2

I have a MySQL DB with multiple tables that each have almost 2M records. When I run a migration that updates those tables, it's very slow. I tried beefing up the server to 64 CPU and 240GB RAM (probably really unnecessary) but it's still taking too long.

Is there any way to speed up the migrations?

EDIT: As pointed out by @iklinac, I saw this post about creating a new temporary table and then migrating the data instead from the old table to this new table. Is there a "Django way" to do this?

Jude Maranga
  • 865
  • 2
  • 9
  • 27
  • The question is, *how* do you update these tables. Without any knowledge what migrations you do, there is not much one can do. – Willem Van Onsem May 08 '20 at 16:25
  • @WillemVanOnsem What do you mean by "without any knowledge what migrations you do?" Do you mean like I don't know what kind of updates the migrations will do? – Jude Maranga May 08 '20 at 16:28
  • no, what I mean is that you do *not* share the migration. If you for example perform a data migration through looping, then it will indeed take years, but one can boost that with `.update(..)`. But you simply say "I have a migration", so we can not offer much help, with this specific migration. – Willem Van Onsem May 08 '20 at 16:30
  • @WillemVanOnsem ooh I see. The migrations I have are all just autogenerated migrations from Django from `manage.py makemigrations` which adds and alter fields of the tables. I didn't do any manual updates to the migration files. Does that help? – Jude Maranga May 08 '20 at 16:32
  • alter field migrations just do altering query on database, if you are adding or editing fields it is common for database to take long time as it needs to rewrite all rows. These operations are I/O bound mostly – iklinac May 08 '20 at 16:35
  • @iklinac I was thinking that if you could convert the Django migrations to native SQL commands and run it directly, it'll be quicker? Is that possible and would it indeed be quicker if there was a way to do that? – Jude Maranga May 08 '20 at 16:37
  • 1
    @JudeMaranga: the migrations are transformed to SQL queries. You inspect these with `manage.py sqlmigrate appname migrationname`. It will print the SQL queries it will do on the database. – Willem Van Onsem May 08 '20 at 16:47
  • As my comment above implies slowness is not on Django as it just generates SQL statement for altering table ( in your words native SQL). Database does a lot of I/O operations to accommodate change when there is a lot data involved. – iklinac May 08 '20 at 16:48
  • Does this answer your question? [ALTER TABLE ADD COLUMN takes a long time](https://stackoverflow.com/questions/7599519/alter-table-add-column-takes-a-long-time) – iklinac May 08 '20 at 16:49
  • @iklinac But why don't I see any huge spikes in the Disk I/O of my server? – Jude Maranga May 08 '20 at 16:50
  • We still don't know exact operation you are doing so exactly what database does is not what we can determine, also please don't edit questions anymore to ask different question in them, rather ask new question – iklinac May 08 '20 at 17:07
  • Additional information request. Any SSD or NVME devices on MySQL Host server? Post on pastebin.com and share the links. From your SSH login root, Text results of: B) SHOW GLOBAL STATUS; after minimum 24 hours UPTIME C) SHOW GLOBAL VARIABLES; D) SHOW FULL PROCESSLIST; E) complete MySQLTuner report AND Optional very helpful information, if available includes - htop OR top for most active apps, ulimit -a for a Linux/Unix list of limits, iostat -xm 5 3 for IOPS by device and core/cpu count, for server workload tuning analysis to provide suggestions. – Wilson Hauck May 09 '20 at 22:28

1 Answers1

3

You could run SQL queries in Django migrations by writing migrations or editing migration file yourself using RunSQL operations

class RunSQL(sql, reverse_sql=None, state_operations=None, hints=None, elidable=False)

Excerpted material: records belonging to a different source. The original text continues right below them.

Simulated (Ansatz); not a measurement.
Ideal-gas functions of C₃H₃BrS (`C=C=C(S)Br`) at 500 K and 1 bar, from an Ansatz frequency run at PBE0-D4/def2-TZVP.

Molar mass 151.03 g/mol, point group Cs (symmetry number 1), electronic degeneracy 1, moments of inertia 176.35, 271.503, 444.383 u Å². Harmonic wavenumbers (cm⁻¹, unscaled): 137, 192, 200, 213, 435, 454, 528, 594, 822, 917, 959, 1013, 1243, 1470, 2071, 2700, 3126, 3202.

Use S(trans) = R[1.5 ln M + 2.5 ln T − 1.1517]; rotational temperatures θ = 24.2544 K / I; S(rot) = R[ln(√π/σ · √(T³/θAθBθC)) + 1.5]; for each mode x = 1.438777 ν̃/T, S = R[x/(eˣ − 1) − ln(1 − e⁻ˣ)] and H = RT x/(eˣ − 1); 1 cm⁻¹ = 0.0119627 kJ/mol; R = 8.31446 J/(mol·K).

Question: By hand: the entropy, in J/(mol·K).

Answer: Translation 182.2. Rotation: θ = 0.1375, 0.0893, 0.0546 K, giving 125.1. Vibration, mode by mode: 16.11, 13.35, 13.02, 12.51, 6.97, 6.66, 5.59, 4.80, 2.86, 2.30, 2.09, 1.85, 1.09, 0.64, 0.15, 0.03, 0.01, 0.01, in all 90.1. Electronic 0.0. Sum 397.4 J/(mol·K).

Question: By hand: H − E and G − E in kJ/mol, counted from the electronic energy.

Allows running of arbitrary SQL on the database - useful for more advanced features of database backends that Django doesn’t support directly.

With state_operations argument

state_operations argument allows you to supply operations that are equivalent to the SQL in terms of project state. For example, if you are manually creating a column, you should pass in a list containing an AddField operation here so that the autodetector still has an up-to-date state of the model. If you don’t, when you next run makemigrations, it won’t see any operation that adds that field and so will try to run it again. For example:

migrations.RunSQL(
    "ALTER TABLE musician ADD COLUMN name varchar(255) NOT NULL;",
    state_operations=[
        migrations.AddField(
            'musician',
            'name',
            models.CharField(max_length=255),
        ),
    ],
)
iklinac
  • 14,944
  • 4
  • 28
  • 30